Even those who otherwise would have a choice about the intensity and pace of their lives feel societal pressure to continue to perform in high-gear, stoking the fires of ambition, competitive spirit and ego drive to stay relevant, as if they were years or even decades younger. But continuing to play a starring role in mainstream society is not a given. And in some cultures, it is not a sign of successful aging, but rather of failing to fulfill one’s potential as a human being.”

—Excerpt “Second Week of May, Year One”: Spiritual Aging: Weekly Reflections for Embracing Life

Questions for Journaling and Discussion

1) Do you feel the impulse to stay relevant or reinvent yourself?

2) In what ways does your vision of successful aging resemble qualities and characteristics from younger stages of life?

3) Is your later in life ambition reflecting your true desires, energy level and capacity or do you feel societal pressure to keep up?

4) If you were to give yourself permission to live the life and pace you really want, what are you afraid of?

5) Do you have any healthy models of people who have retired and regardless of how different their lives are now from when they were younger, genuinely satisfied?

6) Do you believe, as the readings teach, that aging is a life stage with meaning and purpose of its own? What could it be for you?

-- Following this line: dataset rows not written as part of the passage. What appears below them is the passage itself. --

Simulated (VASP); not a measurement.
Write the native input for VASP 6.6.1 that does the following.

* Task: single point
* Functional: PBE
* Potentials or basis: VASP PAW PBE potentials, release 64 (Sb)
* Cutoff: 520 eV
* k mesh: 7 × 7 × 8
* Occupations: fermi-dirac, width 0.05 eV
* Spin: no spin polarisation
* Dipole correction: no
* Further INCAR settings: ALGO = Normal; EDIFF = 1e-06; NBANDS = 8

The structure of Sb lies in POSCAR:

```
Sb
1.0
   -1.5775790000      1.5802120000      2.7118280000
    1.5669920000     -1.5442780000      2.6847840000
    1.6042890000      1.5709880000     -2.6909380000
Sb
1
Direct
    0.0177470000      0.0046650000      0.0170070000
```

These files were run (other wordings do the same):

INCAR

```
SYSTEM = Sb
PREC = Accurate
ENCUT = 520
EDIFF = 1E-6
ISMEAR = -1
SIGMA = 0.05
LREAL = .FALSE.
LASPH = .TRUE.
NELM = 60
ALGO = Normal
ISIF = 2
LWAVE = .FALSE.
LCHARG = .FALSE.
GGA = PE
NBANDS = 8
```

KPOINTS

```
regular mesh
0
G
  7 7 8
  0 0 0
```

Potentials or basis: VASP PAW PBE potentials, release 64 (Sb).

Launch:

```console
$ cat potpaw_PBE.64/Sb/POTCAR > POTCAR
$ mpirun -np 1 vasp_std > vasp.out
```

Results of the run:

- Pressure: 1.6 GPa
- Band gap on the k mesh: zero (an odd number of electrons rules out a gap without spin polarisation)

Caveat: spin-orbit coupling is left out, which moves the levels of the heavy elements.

7) Can you think of something you could let go of that would be a relief?

Spiritual Exercise

According to the Hindu tradition, identify the stages identified below that you’ve transited and what would be the healthy spiritual progression for you. Where are you making spiritual progress according to this understanding of the life cycle? Where are you stuck, diverge or disagree with the Hindu concept?

STAGE ONE—STUDENT. This is the earliest stage of the life cycle where we are expected to excel at school, develop our talents and interests and prepare ourselves to play an active role in society .

STAGE TWO—HOUSEHOLDER. In the second stage, we continue to play an active role centering on ambition and productivity, building a career and family. Here we are charged with proactively mentoring the younger generation as they transit through Stage One.

STAGE THREE—FOREST DWELLER. In this vision of the life cycle, one’s primary role as householder and careerist gradually comes to an end. The elders withdraw in order to empower their adult children to establish their own independent lives and to take over the active role of builders and maintainers of society. Out of choice, drawn forward by the promise of fulfillment, the aging husband and wife take up a simple life in the forest. In on-going spiritual retreat, surrounded by nature. Their contact with their previous life is minimal. Rather than going into town, the elders are on occasion sought out by their family members and the community at large, sharing wisdom with those who visit. If forest were seen to be a metaphor rather than a specific environment you are meant to relocate to), what would you name this stage for yourself: ie contemplative, retiree, sage?